The Trump administration plans to curb California’s ability to set its own air pollution standards, a move that could stall the state’s ability to hit greenhouse gas emissions targets and worsen its air quality.
On Wednesday, President Trump said on Twitter: “The Trump Administration is revoking California’s Federal Waiver on emissions in order to produce far less expensive cars for the consumer, while at the same time making the cars substantially SAFER.”
The proposal takes aim at a longstanding tradition of California leading the nation in protecting clean air. In 1966, the Golden State became the first to regulate tailpipe emissions after officials traced Los Angeles’ heavy smog—at times obscuring views to just three blocks—to cars. Then, in the Air Quality Act of 1967, Congress granted California the ability to continue setting stricter standards due to “compelling and extraordinary circumstances.” Since then, state officials have regularly set rules that eventually became adopted nationwide and driven the development of now-widespread technologies, such as catalytic converters and the check engine light. The average new car sold in California today releases 99 percent less smog-causing pollution than one sold in the 70s, according to the state air resources board.
In particular, the administration’s move is likely attacking the state’s 2012 Advanced Clean Cars Program rules, which require that cars emit 75 percent less smog-caused pollutants and 40 percent fewer greenhouse gas emissions by 2025. It also requires auto makers to sell zero-emissions vehicles, with a goal of introducing 1.5 million more zero emissions automobiles to its roads. Thirteen states and D.C. have also adopted California’s rules.
It appears that the administration’s move is also a retaliation against California’s recent efforts to target greenhouse gases by going directly to car manufacturers. This summer, state air regulators forged an agreement with four automakers—Ford, Honda, BMW, and Volkswagen—to abide by stricter emissions rules, as opposed to the federal proposed rollback to an average fuel economy of 37 miles per gallon after 2020. In a September 6 letter to California, the EPA and Department of Transportation said that the agreement “appears to be inconsistent with Federal Law,” which gives the power to set mileage standards to the federal government. The officials argued that, because regulating greenhouse gas emissions from tailpipes directly affects vehicle mileage, the state’s efforts around the Clean Cars rules could be unlawful.
“It’s clearly a big slap at California,” Ann Carlson, environmental law professor at the University of California, Los Angeles, told the Los Angeles Times. “It does make you wonder whether there’s a motivation here that’s political rather than legal.”

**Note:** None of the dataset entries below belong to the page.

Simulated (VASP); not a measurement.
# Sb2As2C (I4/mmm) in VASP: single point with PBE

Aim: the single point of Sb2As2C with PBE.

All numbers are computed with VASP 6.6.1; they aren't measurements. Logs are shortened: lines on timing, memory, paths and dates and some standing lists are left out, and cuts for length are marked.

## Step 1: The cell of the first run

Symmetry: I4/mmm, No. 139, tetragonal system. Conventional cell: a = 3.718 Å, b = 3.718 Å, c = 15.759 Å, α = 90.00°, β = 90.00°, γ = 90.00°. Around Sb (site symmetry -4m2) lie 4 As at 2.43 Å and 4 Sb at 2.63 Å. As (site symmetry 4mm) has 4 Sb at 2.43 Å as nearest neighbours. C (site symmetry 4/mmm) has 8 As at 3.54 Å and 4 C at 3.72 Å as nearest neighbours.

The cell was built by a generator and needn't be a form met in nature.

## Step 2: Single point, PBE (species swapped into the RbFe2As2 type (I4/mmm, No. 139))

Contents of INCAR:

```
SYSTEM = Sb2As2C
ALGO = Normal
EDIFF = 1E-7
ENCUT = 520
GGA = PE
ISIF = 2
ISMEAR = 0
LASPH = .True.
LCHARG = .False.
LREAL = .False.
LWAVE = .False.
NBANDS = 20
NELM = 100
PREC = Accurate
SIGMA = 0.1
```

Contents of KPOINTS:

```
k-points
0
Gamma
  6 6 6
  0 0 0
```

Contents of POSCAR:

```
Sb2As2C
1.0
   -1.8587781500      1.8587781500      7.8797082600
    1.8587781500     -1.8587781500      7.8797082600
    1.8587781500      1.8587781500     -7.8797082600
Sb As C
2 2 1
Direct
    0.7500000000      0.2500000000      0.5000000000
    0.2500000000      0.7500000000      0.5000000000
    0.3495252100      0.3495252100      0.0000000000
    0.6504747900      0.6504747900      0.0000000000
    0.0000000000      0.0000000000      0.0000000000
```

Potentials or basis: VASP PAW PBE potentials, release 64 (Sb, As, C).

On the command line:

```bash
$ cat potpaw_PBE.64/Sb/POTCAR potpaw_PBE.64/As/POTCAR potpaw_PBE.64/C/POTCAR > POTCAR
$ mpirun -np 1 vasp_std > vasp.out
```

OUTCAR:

“It’s the clean cars standard that the Trump administration is attacking, and those clean car standards have meant cleaner air and less oil use for Californians,” says Bill Magavern, policy director at the Coalition for Clean Air, a nonprofit focused on California’s air quality. “The assaults on California’s air are going to mean more air pollution for California, which already suffers from the worst air pollution in the country. There’s really nobody who benefits except the oil companies.”
Today, California has more than 24 million cars on its roads. Though vehicles are a lot cleaner today, the Los Angeles and San Joaquin Valley air basins—where almost 20 million people live—still have unhealthy levels of smog. Although it seems the Trump administration is mainly aiming to roll back greenhouse gas regulations (rather than air pollution targets, which are mostly the same between the state and federal government) this move could still affect the health of millions. Not only do California’s rules include stricter standards for smog, smog formation also increases as temperatures warm, so allowing cars to spew more carbon could also lead to worsened air quality. For people living in the Los Angeles air basin, the California Air Resources Board says that California needs to be able to set its own standards to “avoid condemning the 12 million people living there to breathe unhealthy air.”
Given the state’s ongoing legal battles to push back on the administration’s rollbacks of environmental regulations, it’s expected that they’ll fight this move in court as well. But California has the better case since it was acting within the bounds of the Clean Air Act, says Magavern, which clearly gives the state the power to set and enact its own standards. “There’s no provision in the Clean Air Act, there’s no precedent to rescind a waiver that was already granted,” adds Daniel Sperling, director of the University of California, Davis Institute for Transportation Studies and a member of the California Air Resources Board.
The move would also imperil California’s status as a leader in environmental standards. Revoking California’s authority to set air rules is “hugely important for California, the US, and the world,” says Sperling. “California is a model and leader and innovator … it provides a model for others, it motivates others.”